The Gallup organization has come out with yet another poll showing that Americans by an overwhelming percentage sympathize with the Israelis rather than the Palestinians. This time, the pro-Israel sentiment is at a near record level: 63 percent of those asked said their sympathies lie more with Israel, 23 percent said both or neither, and just 15 percent of those polled sympathized more with the Palestinians.
Another Gallup poll last week showed that Israel had the fifth highest ‘favorable’ rating among Americans, trailing only Canada, Britain, Germany and Japan; Israel was viewed favorably by 67 percent of those polled and unfavorably by 25 percent. The Palestinian Authority was viewed favorably by ten percent of those polled, while 70 percent viewed it unfavorably. Yemen and Pakistan both enjoyed higher standing with those polled than the PA.
Although public opinion has been moving in a slightly more pro-Israeli direction in the last couple of years, these polls are not really news. That is, since 1948, Americans have consistently told pollsters that they sympathized more with the Israelis than with their enemies, generally by more than two to one.
Now in case any of my readers have missed the census news since 1790, there are not now and never have been all that many Jews in the United States. Less than two percent of the roughly 300 million people in the United States are Jewish. This means that Jews can at most account for two of that 63 percent of the population who sympathize with Israel. Pro-Israel gentiles in America outnumber pro-Israel Jews by a factor of 20-1, and ever since polling on this issue began, the overwhelming majority of the Americans who support Israel against its enemies haven’t been Jewish.

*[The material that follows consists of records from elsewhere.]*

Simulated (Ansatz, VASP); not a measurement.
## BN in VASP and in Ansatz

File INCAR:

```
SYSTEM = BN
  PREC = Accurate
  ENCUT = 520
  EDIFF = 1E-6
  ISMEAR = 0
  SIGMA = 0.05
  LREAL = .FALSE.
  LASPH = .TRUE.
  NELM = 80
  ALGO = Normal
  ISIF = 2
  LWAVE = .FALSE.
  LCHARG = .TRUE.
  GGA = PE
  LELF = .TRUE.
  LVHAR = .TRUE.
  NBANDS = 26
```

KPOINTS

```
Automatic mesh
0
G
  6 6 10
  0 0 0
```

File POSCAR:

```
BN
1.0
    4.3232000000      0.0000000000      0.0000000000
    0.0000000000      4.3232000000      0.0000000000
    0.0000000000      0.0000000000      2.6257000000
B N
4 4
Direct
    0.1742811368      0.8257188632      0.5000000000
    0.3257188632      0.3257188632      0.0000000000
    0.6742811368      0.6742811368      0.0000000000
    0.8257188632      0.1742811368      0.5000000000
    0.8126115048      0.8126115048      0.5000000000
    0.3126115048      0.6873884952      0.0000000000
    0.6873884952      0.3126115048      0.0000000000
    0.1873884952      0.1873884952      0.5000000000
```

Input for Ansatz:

This brings us to a problem: why do so many people, especially self-described ‘realists’ when it comes to Middle East policy, find it mysterious that American foreign policy supports Israel? Surely in a democratic republic, when policy over a long period of time tracks with public sentiment, there is very little to explain. American politicians vote for pro-Israel policies because that is what voters want them to do. Case closed, I would think. Late breaking news flash: water runs downhill.
Yet many otherwise intelligent people are drawn over and over again to the idea that a mysteriously powerful Jewish lobby is somehow thwarting democracy to bend American foreign policy to its nefarious will. Polls, reason, history, none of this matters. America supports Israel because of ‘the Jews’.
As I blogged on the Sullivan-Wieseltier controversy, there’s not a lot of point in calling individuals anti-Semitic today. This inevitably gets you into an argument about someone’s motives and since I myself lack the power to read other people’s minds, I do not feel qualified to rule on what their motives really are. If someone has stupid ideas about American foreign policy, you can perhaps show they are mistaken. Further than that it is very hard to go.
But I think you can say something about society at large, and in this case I think you should. While I say nothing because I know nothing about the motives of particular people, it’s impossible to understand the popularity of ILS or Israel Lobby Syndrome (the belief that the organized, insistent power of American Jews as deployed through organizations like AIPAC is primarily responsible for American support of the Jewish state) without assigning a role to a lingering whiff of anti-Semitism in the American air.
At a time when most of America’s Jewish leadership was strongly anti-Zionist, American gentiles overwhelmingly supported the Zionist cause. And today American gentiles are generally more hawkish on Israel than American Jews who on this issue, like so many others, tend to skew toward the center-left band of the American political spectrum.
Some ILS victims have a ‘clever’ explanation for this disturbing fact: Jewish media power. The insidious, overwhelming power of those sneaky Jews in the mainstream media feeds a steady stream of pro-Israel propaganda disguised as news to the idiot gentiles out in the boondocks and the dumb hicks and yokels swallow the propaganda hook, line and sinker.
Again, I say nothing about the motives of individuals, but only entrenched, unconscious anti-Semitism could make an opinion this dumb seem so credible to so many otherwise intelligent people.
Let us take, for example, Sarah Palin, who formerly kept an Israeli flag in her office while serving as governor of Alaska. How much influence does the mainstream media have on her thinking about abortion? About global warming? About US relations with Cuba?
The answer, of course, is that whatever the sources of Ms Palin’s opinions on a very wide range of subjects, the mainstream media has not played a major role in her intellectual formation. And what is true for her is true for a great many other Americans who disagree with the mainstream media virtually across the board. They are more likely to disagree with the mainstream media than to mindlessly parrot its views — so why does it seem even remotely credible to assert that Palin and so much of the rest of the country is pro-Israel because of Jewish media power?
Again, a deep and unreasoned belief that powerful Jews control things and that the powerful Jewish media shapes public opinion could lend broad social credibility to ideas with so little support or coherence.
American foreign policy in the Middle East may not be wise and it may not be right. That subject is and must remain open to debate, and every American citizen is entitled to have and to express an opinion on the topic. But a failure to recognize that long standing, deeply rooted and consistent gentile public opinion is the driving force behind that policy–foolish or wise as that policy may be–is just dumb. And when smart people go suddenly and inexplicably dumb, it’s reasonable to posit the presence of an irrational, uncontrolled mental force — in this case, ILS. Not every victim of ILS is an anti-Semite, but the prevalence of ILS shows that anti-Semitism like other forms of racism and unconscious prejudice retains a more powerful place in our society than we would like.